New housing starts data from Census just came out, showing both single-family and multifamily DOWN. Single-family starts fell 5.9% (plus or minus 12.7%) in May compared with April, according to Census. They revised downward their crazy (high) estimate for multifamily (thank goodness we didn't build that many apartments). The number is still up 9.4% over last May.
To steal a title from Douglas Adams (Hitchhiker's Guide to the Galaxy): Don't Panic. Don't panic about the drop in single-family; looking past the monthly noise, the trend is still upward. The aggregate number from Census somewhat obscures the underlying trends by market. Digging deeper, we see that some markets are up strongly, while others are in the dumps. To illustrate, consider that Metrostudy's data on housing starts, derived from our own 100% counts within the markets we cover, show that Southern California, Texas, and Florida are showing strong increases in starts, while Arizona and Nevada are down.
One encouraging change that should help shore up June and July is that the "conversion rate" of traffic has improved somewhat. Consumers are still skittish, and the effects of last year's sticker shock have not faded completely. The traffic through builders' showrooms is still fairly strong, so as long as the "quality" of traffic continues to improve, sales should rise soon. The NAHB survey yesterday showed weak traffic, but the trend for most of the year has been a decent flow of traffic, but the traffic that came in did not buy at the normal rate. We will continue to monitor this closely as we analyze June and try to anticipate July.

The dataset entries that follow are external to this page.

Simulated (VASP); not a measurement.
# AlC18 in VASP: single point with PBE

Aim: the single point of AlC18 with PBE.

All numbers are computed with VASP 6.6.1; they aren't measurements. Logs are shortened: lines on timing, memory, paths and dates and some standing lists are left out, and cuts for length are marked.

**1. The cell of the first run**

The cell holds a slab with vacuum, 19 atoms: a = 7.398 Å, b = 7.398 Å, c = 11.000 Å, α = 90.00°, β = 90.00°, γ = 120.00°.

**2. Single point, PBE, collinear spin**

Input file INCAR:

The mix of buyers is still heavily weighted toward move-up buyers. The entry-level segment is still depressed. Although DR Horton and LGI are targeting entry-level, we do not foresee a dramatic surge in demand from that segment. The extremely rapid increases in rents nationwide will tend to make the transition to ownership seem much more appealing, but the obstacles (lack of money for down payment, high student loan debt, and low employment rates among millennials) will cause delays in that transition. Many of the 20-somethings who have been living with their parents have succumbed to the temptation to consider all of their income (if they have any) disposable, but many others have saved up down payment money, and this is the key to what we see as "pent-up" households and "pent-up" new home demand.
Mortgage rates have remained surprisingly low, despite the tapering of monetary stimulus, but some upward creep is expected by next year. The affordability indices are still very favorable, but less so when it comes to new homes, which are more expensive. As rates go higher, the strain on incomes will increase.
Another headwind is going to be the "lock-in" effect. This refers to the fact that a very large proportion of home owners have sub-5% fixed mortgage rates, and many of them will be reluctant to lose that rate. This will create a feeling among some home owners, once rates get back above 5.5% or 6.0% that they are locked in to their current home. That is to say, the jump in monthly payments will have to be justified by the need to move (for a job, or for family reasons). Some who need to move will choose to rent out their former home, becoming reluctant landlords.
Housing starts for the rest of 2014 will continue to trend upward, driven by gradually-improving job growth and slowly-returning household formations, but will be capped by lot supplies in the areas where most builders want to build. Demand will strengthen, but how fast? That depends on the credit access, and the choices, of the first-time buyers.